Warhammer Online: Age of Reckoning Interview

Kikizo had the chance to grill Mythic Entertainment associate producer Josh Drescher about Warhammer Online, Ultima Online, and various other topics related to the MMO industry.

Kikizo: Where do you see the MMO going as a genre? What will be the situation 10 years from now?

Drescher: I think the things which have proven to be universal – because there are hundreds of MMOs on the market and they’re all variable and different, they offer specific things – I think the social component of it will continue to be a really critical element. I think that’s what players have really latched onto, it’s what gives a lot of games longevity. We have another game that we oversee called Ultima Online, and it’s ten years old…

Kikizo: Wasn’t Ultima Online the original MMO?

Drescher: It depends on how far back you’re willing to go. I mean technically we can go back into the seventies… and Dungeon, the old MUD, was probably the first one… but Ultima Online was one of the first commercial MMOs, and it’s had a static population for over a decade. And that comes from the fact that players feel emotionally connected to that world, to that experience. It’s familiar to them, and it represents – for the amount of money that they’re actually spending -a lot of return on investment.

For the same amount of money you’d pay for a single ticket to a movie, you can get an entire month of unlimited play in the average MMO. So it’s a high value-for-money, high quality experience, very social, it’s organic, there’s always something for you to do… and we have the ability – unlike with a lot of games – to change our game over time. We can keep adding things to it, we can make modifications to it, improvements – so, literally the game will grow with you over time. So those components are going to remain key. Every now and then you’ll see somebody pop up and try to do something really weird and experimental that people get spooked by.

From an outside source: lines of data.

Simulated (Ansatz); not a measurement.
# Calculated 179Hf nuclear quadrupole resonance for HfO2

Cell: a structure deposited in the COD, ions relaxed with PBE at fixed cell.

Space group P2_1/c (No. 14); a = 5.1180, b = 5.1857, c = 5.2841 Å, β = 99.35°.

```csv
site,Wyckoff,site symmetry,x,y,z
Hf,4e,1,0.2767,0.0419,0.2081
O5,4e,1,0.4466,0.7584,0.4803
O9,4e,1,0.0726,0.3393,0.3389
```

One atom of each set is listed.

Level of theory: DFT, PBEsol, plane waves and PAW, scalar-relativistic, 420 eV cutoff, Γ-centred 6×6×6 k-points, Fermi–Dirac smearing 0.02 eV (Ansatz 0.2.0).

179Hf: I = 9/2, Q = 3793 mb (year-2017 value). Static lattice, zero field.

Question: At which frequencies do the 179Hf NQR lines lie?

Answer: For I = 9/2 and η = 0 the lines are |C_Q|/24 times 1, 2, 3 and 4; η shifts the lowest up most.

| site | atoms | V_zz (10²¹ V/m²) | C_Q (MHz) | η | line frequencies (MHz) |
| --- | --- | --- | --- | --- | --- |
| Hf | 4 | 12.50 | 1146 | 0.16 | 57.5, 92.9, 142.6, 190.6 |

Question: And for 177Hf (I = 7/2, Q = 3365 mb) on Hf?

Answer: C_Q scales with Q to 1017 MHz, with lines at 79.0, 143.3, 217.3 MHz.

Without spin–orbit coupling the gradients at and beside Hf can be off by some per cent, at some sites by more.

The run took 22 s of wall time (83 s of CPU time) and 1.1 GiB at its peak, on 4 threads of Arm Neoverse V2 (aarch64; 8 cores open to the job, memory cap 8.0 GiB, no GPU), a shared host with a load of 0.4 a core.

I think that the “amusement park” element of MMOs is also something that’s attractive to players. There’s a quality of service that they expect now. In the early days you could get away with shipping a half-complete game and saying ‘Hey it’s the only option, you have to play it’, but now players expect Disneyland every time – they expect all the rides to work, they expect everything to be polished and look really great, and so you’re going to continue I think to see really epic, high quality games that offer a really excellent quality of service for an extended period of time in a very social or competitive way.